Rachael Z. DeLue, the Christopher Binyon Sarofim ’86 Professor in American Art, professor of Art and Archaeology and American studies, and chair of the Department of Art and Archaeology, served as thesis advisor.

David F. Bowers Prize

Christian Flores

Christian Flores. Photo courtesy of Christian Flores

The prize, established in 1951 in memory of Professor of Philosophy David F. Bowers and endowed in 1955 by Willard and Margaret Thorp, honors the senior in the American studies program who does the best work in program seminars.

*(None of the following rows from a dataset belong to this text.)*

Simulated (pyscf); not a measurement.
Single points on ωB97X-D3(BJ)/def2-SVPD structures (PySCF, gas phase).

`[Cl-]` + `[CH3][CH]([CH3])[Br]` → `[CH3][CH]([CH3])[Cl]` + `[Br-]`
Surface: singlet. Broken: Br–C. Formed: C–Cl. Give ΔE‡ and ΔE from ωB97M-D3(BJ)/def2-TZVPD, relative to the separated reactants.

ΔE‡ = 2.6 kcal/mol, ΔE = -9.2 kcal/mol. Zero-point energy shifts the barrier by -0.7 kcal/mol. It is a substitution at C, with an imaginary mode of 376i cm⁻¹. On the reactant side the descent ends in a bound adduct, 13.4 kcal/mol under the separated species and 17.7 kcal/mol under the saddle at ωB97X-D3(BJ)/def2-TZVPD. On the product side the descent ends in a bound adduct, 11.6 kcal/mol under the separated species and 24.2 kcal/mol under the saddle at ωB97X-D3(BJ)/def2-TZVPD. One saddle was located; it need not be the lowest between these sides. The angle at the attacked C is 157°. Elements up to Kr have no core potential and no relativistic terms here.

Politics concentrator Christian Flores received the 2021 prize for work toward a certificate in Latino studies. In nominating letters, faculty wrote that Flores — “a lively presence in class,” “intuitively drawn to both the rigors and rewards of interdisciplinary research and inquiry” and “adept” at traversing disciplinary divides — “dove” into seminar topics, and produced a final paper that was “an impeccable model of both scholarship and practical thinking.” Flores impressed with “embrace of ‘the cultural’ not as a separate realm from the social and political but as an essential, intersecting constellation of institutions, processes and structures.”

Class Day

In a video statement, Aisha Beliso-De Jesús, professor of American studies and director of the programs in American studies, Asian American studies and Latino studies, congratulated graduating program seniors. “Your work exemplifies the mission of our programs. You have brought to one another perspectives of the study of literature, music, technology, art, history, sociology and anthropology, politics and public policy. You have furthered our understanding of the ways that race, gender, ethnicity and culture are defined and experienced within complex individual and collective identities.”